Tuning into the spirit of place

Hard work, perseverance, luck and high standards: that’s what you need to make a mark on the music scene, says alt pop duo The Gravity Drive

‘It’s meant no holidays for God knows how long’

“I’ll come back from a gig at 2am and switch on the computer and work until 4am. There’s no knocking off at 5.30pm, no sense that we’ll slow down, because we can’t, we’re constantly creating,” says lead vocalist and songwriter Elijah Wolf.

He’s too modest to say so, but talent also plays an essential part. You don’t make it on to a Bob Harris session on BBC Radio 2 without impressing the bigwigs. In February, The Gravity Drive were invited to contribute a session for “Whispering” Bob Harris. They recorded three tracks from their debut album, Testament, and the result was broadcast on the Bob Harris show on 12 April.

“As an independent, we’re proud to get this far, and to be respected by a legend like that is amazing,” says Ava Wolf, the other half of The Gravity Drive duo.

Success hasn’t come quickly for the pair. It’s taken years of dedication to write and release an album, to build up a busy live schedule and gain radio airtime.

“It’s meant no holidays for God knows how long — all our money was put into recording, there were times when the rent looked in danger because the recording came first. Financially it was tough; personally it was also tough not seeing each other without work being involved,” says Elijah.

From the beginning, the couple have supported their own recording efforts. “When we started, I just didn’t know how we were going to do it. We had no label, no backing,” says Ava.

Then they discovered a secret weapon. Pete Scwhier, who lives at Hooke, has engineered, mixed or produced albums for some of the biggest names in the music industry. He started with Kim Wilde’s Kids in America, did two albums for The Jam, six albums for the Pet Shop Boys, two for Duran Duran, worked with Frankie Goes to Hollywood; the list goes on and on.

“He was a gift,” says Ava.

“I like to help people out if I can,” says Pete. “They asked me to help them, and the melodies are really good.

“If they keep plugging away, they could make it. The songs are good enough, as to how commercial they are; well that’s a different question! So much big commercial success depends on other factors.”

The Wolfs live a simple lifestyle with their daughter in a small, brick cottage near Netherbury. The house perches on a hillside and the garden tumbles down to a raggedy wood and stream. Elijah says that over the years, West Dorset has worked a subtle magic.

“There’s a sort of spirit in the people here as well as the landscape that is very inspiring. It’s changed me,” he says.

This pervasive spirit of place is one of the inspirations for the new album. Called The Wildlight, it should be ready for release in the autumn.

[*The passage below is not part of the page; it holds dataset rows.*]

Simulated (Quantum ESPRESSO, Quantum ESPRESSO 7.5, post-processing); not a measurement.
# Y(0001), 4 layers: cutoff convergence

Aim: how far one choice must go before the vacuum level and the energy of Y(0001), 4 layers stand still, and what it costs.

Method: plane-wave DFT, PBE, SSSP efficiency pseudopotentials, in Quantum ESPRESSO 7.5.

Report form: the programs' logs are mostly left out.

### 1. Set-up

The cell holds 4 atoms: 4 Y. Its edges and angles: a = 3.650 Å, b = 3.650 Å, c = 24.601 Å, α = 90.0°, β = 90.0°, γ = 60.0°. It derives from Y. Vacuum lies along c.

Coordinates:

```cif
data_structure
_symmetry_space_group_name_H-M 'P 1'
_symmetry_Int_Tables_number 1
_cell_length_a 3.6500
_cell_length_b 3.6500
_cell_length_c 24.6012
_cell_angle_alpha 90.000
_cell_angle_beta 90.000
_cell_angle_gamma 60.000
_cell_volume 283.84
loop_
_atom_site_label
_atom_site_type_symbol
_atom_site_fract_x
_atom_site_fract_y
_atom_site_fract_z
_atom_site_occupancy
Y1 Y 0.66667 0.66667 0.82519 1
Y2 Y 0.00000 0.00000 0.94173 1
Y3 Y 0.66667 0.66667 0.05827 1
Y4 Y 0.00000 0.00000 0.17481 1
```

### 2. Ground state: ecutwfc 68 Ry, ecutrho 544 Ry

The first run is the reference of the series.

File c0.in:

“The new stuff has more space than Testament. It feels like there’s something magical happening. We’re not pushing so much to achieve, we’re just allowing it to come through,” says Elijah.

Ava confesses: “When we first moved here we thought we’d stay a couple of years and move to London, and now we think ‘why would we ever leave?’

“We love living here and being independent; we’re privileged to be able to create what we want. It’s all been worth it.”